Shane--Gawd, I love the fight scenes in this film! You can almost smell the blood and sweat! And when Alan Ladd and Van Heflin are fighting outside Heflin's cabin, the cattle and horses are going wild with panic! Always wondered how they got such realistic performance from cows and horses--learned later they had a man in a bear suit just out of camera-view that was frightening the livestock!
George Stevens was one hell of a director to come up with that. The way they shot the scenes that seemed to bring the distant mountains right down into the small farm and town. Plus Jack Palance as the cold-blooded killer who guns down Elisha Cook Jr. in the town's muddy street--it's one of the most memorable scenes in film.
9.
Angels with Dirty Faces and
The Roaring Twenties (tie)--both have James Cagney at the top of his form as Hollywood's leading gangster and also Bogart back when he was always playing the rat in gangster films. These also feature the best death scenes ever by Cagney (even better than
White Heat, as good as that was.) At the end of
Angels with Dirty Faces, he plays a coward who they have to drag to the electric chair. The question remains, did Rocky really break or did he grant priest Pat O'Brien's last request to play the coward so that the young members of the Dead End Kids would not continue to look up to a gangster. (You could extend this to a three-way tie with
Dead End, which introduced those young actors in roles they recreated for several years in gangster films and comedies. It also has Bogart as a tough gangster, Al Jenkins as his sidekick, and Joel McCrae, an out-of-work architect who dreams of a better life for that neighborhood. Marjorie Main has a short but meaty role as the gangster's mother.)
In the Roaring Twenties, Cagney dies more normally, shot down in the streets and dying in the snow at bottom of the steps of a church. It also has one of the great closing lines of any film. When the police ask, "Who was he?", his long-suffering girlfriend answers, "He used to be a big shot!."
10. Another tie, with
One, Two, Three! slightly ahead as one of the funniest films (and plots) I've ever seen. It was Cagney's last real film (despite some cameo roles later in his life) and he was at his comedic best. Unfortunately, it was this film that convinced him to retire when he had trouble delivering a lengthy and fast-paced speech in one scene. It's a great spoof of capitalism, communism, and people in post-war Berlin.

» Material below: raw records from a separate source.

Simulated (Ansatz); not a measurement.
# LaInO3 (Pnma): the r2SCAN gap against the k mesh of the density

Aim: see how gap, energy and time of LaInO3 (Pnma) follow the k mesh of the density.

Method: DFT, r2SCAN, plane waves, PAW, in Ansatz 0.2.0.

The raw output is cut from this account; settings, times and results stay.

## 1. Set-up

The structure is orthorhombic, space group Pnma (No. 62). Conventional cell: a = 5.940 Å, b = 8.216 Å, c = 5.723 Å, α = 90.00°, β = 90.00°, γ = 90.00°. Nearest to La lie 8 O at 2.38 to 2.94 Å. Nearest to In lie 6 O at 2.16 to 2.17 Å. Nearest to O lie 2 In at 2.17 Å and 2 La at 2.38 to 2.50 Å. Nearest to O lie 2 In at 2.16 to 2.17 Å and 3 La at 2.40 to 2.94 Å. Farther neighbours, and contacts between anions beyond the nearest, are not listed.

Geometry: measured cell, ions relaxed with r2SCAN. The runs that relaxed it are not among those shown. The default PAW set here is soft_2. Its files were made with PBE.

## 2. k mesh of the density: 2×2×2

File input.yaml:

Another film that I like almost as much is
Viva Max! in which Peter Ustinov plays a modern Mexican general, Maximillian, who to impress his girlfriend decides to take his soldiers to San Antonio and recapture the Alamo. His small army is less than enthusiastic to say the least, not wishing to get shot to promote their commander's love life, and so it's up to his loyal sergeant, John Astin, to keep them in line behind thier commander. Jonathon Winters is in command of the Texas National Guard activated in response to the takeover, while dentist Kenneth Mars heads a private right-wing militia determined to retake the Alamo from the Mexican Army. Ustinov's production company almost went to war with the Daughters of the Texas Republic who operate and closely guard the honor of the Alamo. There were some funny things that went on in San Antonio when they were making that film that never got into the movie.
It's a better Alamo movie than that silly sack of stuff John Wayne put together some years earlier.
What also makes them good is that only three of the films--Shane, The Caine Mutiny, and Viva Max--are in color.